Start-up: (One of) the most violent things you can do to equipment

After the preflight inspection, we followed a series of checklists to confirm one last time that all systems were configured properly for start-up and the mission ahead. Only then was it was time to start engines and associated systems. This is one of the most violent things that can happen to equipment. Starting or activating most systems involves rapid changes in temperatures, pressures, speeds and related component stresses. Due to these high and rapidly changing stresses, as well as the often-unique operating modes of systems during start-up, the potential for failure is often highest during start-up. Aircraft start is not a simple push of a button. Aircrews study the start sequence extensively and follow instrumentation carefully to ensure that all systems, such as lubrication, hydraulics and temperature control, are operating properly. Vigilance, systems knowledge and a few seconds during this very short window can be the difference between pre-emptively stopping the start to conduct a very minor component reset on one hand, and continuing to the destruction of a very costly turbine engine on the other.

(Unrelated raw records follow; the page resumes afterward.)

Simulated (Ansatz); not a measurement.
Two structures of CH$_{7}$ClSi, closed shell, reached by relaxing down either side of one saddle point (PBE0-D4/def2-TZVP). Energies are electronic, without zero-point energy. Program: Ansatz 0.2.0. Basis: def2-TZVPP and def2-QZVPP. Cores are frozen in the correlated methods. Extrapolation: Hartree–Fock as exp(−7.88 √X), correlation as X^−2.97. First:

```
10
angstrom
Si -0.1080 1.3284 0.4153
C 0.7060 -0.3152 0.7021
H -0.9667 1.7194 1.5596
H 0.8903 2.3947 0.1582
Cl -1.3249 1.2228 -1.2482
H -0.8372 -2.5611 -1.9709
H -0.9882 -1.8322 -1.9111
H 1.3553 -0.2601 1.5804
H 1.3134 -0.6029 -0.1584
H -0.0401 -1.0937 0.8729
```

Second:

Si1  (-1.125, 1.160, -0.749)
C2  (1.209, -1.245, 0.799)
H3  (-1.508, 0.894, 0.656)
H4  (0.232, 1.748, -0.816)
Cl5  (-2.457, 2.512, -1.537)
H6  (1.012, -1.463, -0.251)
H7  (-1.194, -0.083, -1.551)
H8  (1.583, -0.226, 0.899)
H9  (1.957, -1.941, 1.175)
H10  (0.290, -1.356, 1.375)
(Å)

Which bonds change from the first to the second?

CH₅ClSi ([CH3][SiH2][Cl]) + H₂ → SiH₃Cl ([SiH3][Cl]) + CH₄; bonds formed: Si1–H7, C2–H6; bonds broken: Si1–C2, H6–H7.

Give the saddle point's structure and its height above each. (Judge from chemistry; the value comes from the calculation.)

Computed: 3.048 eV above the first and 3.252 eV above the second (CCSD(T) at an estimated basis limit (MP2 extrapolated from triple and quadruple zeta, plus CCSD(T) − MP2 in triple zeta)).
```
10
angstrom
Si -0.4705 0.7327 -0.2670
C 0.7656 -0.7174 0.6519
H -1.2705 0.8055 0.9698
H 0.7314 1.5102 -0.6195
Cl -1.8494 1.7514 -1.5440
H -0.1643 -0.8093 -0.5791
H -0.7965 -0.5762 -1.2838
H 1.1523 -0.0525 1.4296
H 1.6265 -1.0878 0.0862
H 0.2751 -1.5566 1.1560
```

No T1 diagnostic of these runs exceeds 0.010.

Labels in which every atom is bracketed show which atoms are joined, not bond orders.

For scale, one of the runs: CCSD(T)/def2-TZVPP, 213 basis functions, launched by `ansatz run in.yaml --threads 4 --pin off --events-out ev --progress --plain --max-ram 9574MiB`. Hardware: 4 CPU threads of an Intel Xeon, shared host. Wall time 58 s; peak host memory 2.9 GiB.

In industry, start-up of certain hazardous processes is very well controlled, however not all equipment starts are carefully monitored. Surprisingly few organizations use simple, proven concepts such as checklists and a cultural commitment to start-up vigilance; to their great detriment. Anyone who has spent time in a plant knows of many start-up failure examples both small (a pump that was cavitated because valves were not lined up properly) and large (a turnaround budget and schedule cratered by an avoidable mishap on restart). Starting equipment, especially after maintenance, is a situation ripe for avoidable error.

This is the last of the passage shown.